You need to agree to share your contact information to access this model

This repository is publicly accessible, but you have to accept the conditions to access its files and content.

pii-modernbert-large-v2

PII / PHI named-entity recognition fine-tune of answerdotai/ModernBERT-large on the v2 harmonized + synthetic-augmented English-only corpus at Vrandan/pii-harmonized-corpus-v2.
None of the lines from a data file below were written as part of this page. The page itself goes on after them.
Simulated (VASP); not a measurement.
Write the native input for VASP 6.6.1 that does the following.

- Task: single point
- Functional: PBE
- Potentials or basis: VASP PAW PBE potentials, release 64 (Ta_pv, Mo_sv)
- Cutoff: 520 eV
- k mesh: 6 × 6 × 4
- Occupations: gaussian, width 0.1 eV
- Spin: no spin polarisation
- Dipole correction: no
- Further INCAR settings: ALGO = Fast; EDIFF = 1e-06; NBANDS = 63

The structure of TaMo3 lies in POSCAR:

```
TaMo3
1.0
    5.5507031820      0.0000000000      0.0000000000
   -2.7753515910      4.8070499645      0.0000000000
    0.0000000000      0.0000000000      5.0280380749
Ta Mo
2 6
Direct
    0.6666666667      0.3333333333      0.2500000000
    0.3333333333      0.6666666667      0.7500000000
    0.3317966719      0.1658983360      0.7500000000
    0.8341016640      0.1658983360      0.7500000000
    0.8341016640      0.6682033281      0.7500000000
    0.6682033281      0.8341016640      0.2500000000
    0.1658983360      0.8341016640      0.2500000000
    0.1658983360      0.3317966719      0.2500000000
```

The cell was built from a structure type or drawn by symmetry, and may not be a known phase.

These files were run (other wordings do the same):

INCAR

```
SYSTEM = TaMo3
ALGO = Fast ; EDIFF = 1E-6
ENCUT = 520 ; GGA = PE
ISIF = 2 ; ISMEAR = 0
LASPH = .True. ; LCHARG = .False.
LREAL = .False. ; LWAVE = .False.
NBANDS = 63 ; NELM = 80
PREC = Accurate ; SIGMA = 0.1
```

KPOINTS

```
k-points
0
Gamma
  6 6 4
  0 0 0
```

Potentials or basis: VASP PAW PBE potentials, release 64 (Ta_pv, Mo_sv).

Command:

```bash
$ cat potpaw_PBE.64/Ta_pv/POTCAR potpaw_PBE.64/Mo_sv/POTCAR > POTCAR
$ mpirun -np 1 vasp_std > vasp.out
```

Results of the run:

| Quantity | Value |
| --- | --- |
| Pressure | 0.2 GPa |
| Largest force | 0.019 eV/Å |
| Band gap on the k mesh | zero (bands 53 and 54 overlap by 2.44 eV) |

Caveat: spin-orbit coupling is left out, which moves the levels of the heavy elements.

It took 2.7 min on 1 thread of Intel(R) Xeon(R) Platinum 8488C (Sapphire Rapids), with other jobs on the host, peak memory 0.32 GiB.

Eval (held-out test split)

Metric	Value
F1	0.5975
Precision	0.5341
Recall	0.6780

Architecture vs v1

46 ML labels (was 49) — 3 dropped to regex layer (HTTP_COOKIE, MAC_ADDRESS, BLOOD_TYPE)
BILOU tagging (was BIO) — 1 + 4×46 = 185 labels
English-only training data (v1 was multilingual leaking)
Rebalanced spans: PERSON capped at 150K, rare classes floored
Synthetic data blended (Tier-A six-failure-mode + Tier-B malformation training)
Class weight cap 1.5× mean (was 3×)

Recipe

Context: native 8192 tokens (ModernBERT alternating attention)
Optimizer: AdamW (fused on CUDA), cosine LR, peak 2e-05, warmup 0.1
Effective batch: 32 (per-device 8 × grad-accum 4 × world 1)
Precision: bf16, gradient checkpointing (use_reentrant=False), SDPA
Loss: class-weighted CE, capped at 1.5× mean (rebalanced data)
Epochs: 3, early-stop patience 4

Inference

from transformers import pipeline
pii = pipeline(
    "token-classification",
    model="Vrandan/pii-modernbert-large-v2",
    aggregation_strategy="simple",
)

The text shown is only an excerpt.